Archive for the Juventus Category

Football manager 2007

Posted in Juventus, Liga, Premier League, football fans on January 17, 2007 by globalfootball

Capello shows his finger to Real Madrid fans

Or football manager craze 2007. During the last weeks the main characters on European football have been football managers. In Italy we have seen small episodes involving Inter FC manager Roberto Mancini, but the lights have been especially pointed at Real Madrid’s Fabio Capello and Chelsea’s Jose Mourinho.

Fabio Capello is the neighbour you would never want. He’s started his professional career as a manager at AC Milan and won everything possible in 6 years time (with 4 Scudetto in a row). Then he went to Real Madrid, won a Liga beating a great Barcelona and then, after an unsucessful short period back at Milan, he joined AS Roma and won the league at the second attempt, 18 years after the previous one for this club. Over there he mentored two of the best youngsters of the team, Daniele De Rossi and Alberto Aquilani. Then left as a traitor for Juventus and won two titles, none of which has been validated by the Italian football association though. He joined Real Madrid again, accidentally right after Juventus’ demotion to Serie B, and last Sunday after a dull 1-0 victory, whistled at by his own supporters, he showed what kind of gentlemen he his. There would be plenty to say about him, for example about his really poor tactical skills as a coach and the defensive attitude of all the teams he’s managed, but this gesture, addressed at the same people that contribute to make him so important, rich and famous, shows everything you want to know about this man.

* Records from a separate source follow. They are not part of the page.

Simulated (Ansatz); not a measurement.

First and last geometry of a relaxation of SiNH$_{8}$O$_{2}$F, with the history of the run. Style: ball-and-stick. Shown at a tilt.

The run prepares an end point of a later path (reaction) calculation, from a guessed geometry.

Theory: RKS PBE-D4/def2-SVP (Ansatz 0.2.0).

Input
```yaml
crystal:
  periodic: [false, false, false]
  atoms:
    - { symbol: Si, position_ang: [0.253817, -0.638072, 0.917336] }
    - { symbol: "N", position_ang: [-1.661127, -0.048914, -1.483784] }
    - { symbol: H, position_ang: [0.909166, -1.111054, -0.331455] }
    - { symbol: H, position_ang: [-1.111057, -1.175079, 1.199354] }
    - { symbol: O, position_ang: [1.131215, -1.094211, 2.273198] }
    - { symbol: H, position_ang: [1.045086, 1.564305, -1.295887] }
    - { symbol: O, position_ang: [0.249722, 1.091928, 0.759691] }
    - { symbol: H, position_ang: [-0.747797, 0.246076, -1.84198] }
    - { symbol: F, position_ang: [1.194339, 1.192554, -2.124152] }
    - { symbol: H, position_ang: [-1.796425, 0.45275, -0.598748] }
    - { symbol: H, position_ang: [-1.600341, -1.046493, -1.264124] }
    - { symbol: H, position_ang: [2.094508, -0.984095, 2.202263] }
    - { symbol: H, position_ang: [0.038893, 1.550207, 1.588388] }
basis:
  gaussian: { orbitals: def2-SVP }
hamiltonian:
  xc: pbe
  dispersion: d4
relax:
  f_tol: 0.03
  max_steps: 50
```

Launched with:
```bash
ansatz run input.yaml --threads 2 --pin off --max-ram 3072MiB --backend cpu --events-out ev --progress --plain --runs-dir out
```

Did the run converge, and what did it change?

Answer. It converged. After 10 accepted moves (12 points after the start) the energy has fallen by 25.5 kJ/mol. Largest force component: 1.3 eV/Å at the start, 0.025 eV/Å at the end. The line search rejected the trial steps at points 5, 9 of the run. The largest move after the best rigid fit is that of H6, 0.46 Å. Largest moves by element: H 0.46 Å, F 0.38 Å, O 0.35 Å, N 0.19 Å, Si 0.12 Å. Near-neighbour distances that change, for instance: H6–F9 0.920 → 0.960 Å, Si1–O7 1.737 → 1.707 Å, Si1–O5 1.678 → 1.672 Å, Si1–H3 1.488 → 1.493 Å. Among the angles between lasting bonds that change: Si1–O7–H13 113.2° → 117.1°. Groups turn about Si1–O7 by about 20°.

Jose Mourinho is much younger than Capello but he has at least as much self-belief as the Italian manager. He’s been amazingly successful in his still short career. His teams have won the last 4 championships played (2 with Porto FC in 2003 and 2004 and two with Chelsea in 2005 and 2006) and he also shows on his cupboard a Champions League, a U.E.F.A. Cup, 2 national cups and 2 Supercups (Community Shield in England). His quotes, taken from his page on Wikipedia, says as much as Capello’s picture about him

We have top players and, sorry if I’m arrogant, we have a top manager

If I wanted to have an easy job…I would have stayed at Porto – beautiful blue chair, the Uefa Champions League trophy, God, and after God, me

We are on top at the moment but not because of the club’s financial power. We are in contention for a lot of trophies because of my hard work

He’s recently publicly complained about his club, who apparently doesn’t provide him with the financial resources he needs to enforce his team. And God knows how much money Chelsea have spent in the last 2 transfert markets and how high are its players’ salaries!

We just wish both of them a lot of success because humble, hardworking people like them deserve respect and admiration from every human being!

Cannavaro

Posted in Ballon d'or, Juventus, World Cup, doping on November 28, 2006 by globalfootball

Cannavaro’s arm

There are rumors that Fabio Cannavaro, captain of the Italian national team, former Juventus defender and at the moment with Real Madrid, is going to win the Ballon d’Or, the most important trophy awarded to footballers in Europe.

He has played a great World Cup last summer in Germany and a more than decent season in Italian Serie A 2005/06.

No one, of course, is worried about him being the filmmaker of a nice video – which can be found on Youtube, check it out, Cannavaro’s doping – shot just before the U.E.F.A. Cup final in 1999, in Moscow, when his former team, FC Parma beated French rivals Marseille 3-0.

Neither anyone is concerned about him having played for controversial Italian team Juventus. He played there and they won two titles, 2004/05 and 2005/06, without knowing that the Scudetto was going to be stripped out of their jerseys and the team relegated to Serie B. Surely someone could object that the players were not responsible for what happened. Problem is that Fabio Cannavaro was one of the players whose signings were the proof of the whole Juve corruption system.

from English newspaper Guardian:

Cannavaro is said to have deliberately underperformed at his former club, Inter, in order to facilitate a move to Juventus

Someone will also remember that Fabio Cannavaro, after the last match he played for Juventus in 2005/2006, a match they thought had brought them to the Italian Scudetto, when interviewed about the occurring scandal, said he doesn’t read newspapers neither watch television.

What’s happening shouldn’t worry too much football fans all over the world, though.

What about Zinedine Zidane being awarded as the most outstanding player of the 2006 World Cup in Germany? Did anyone forget this?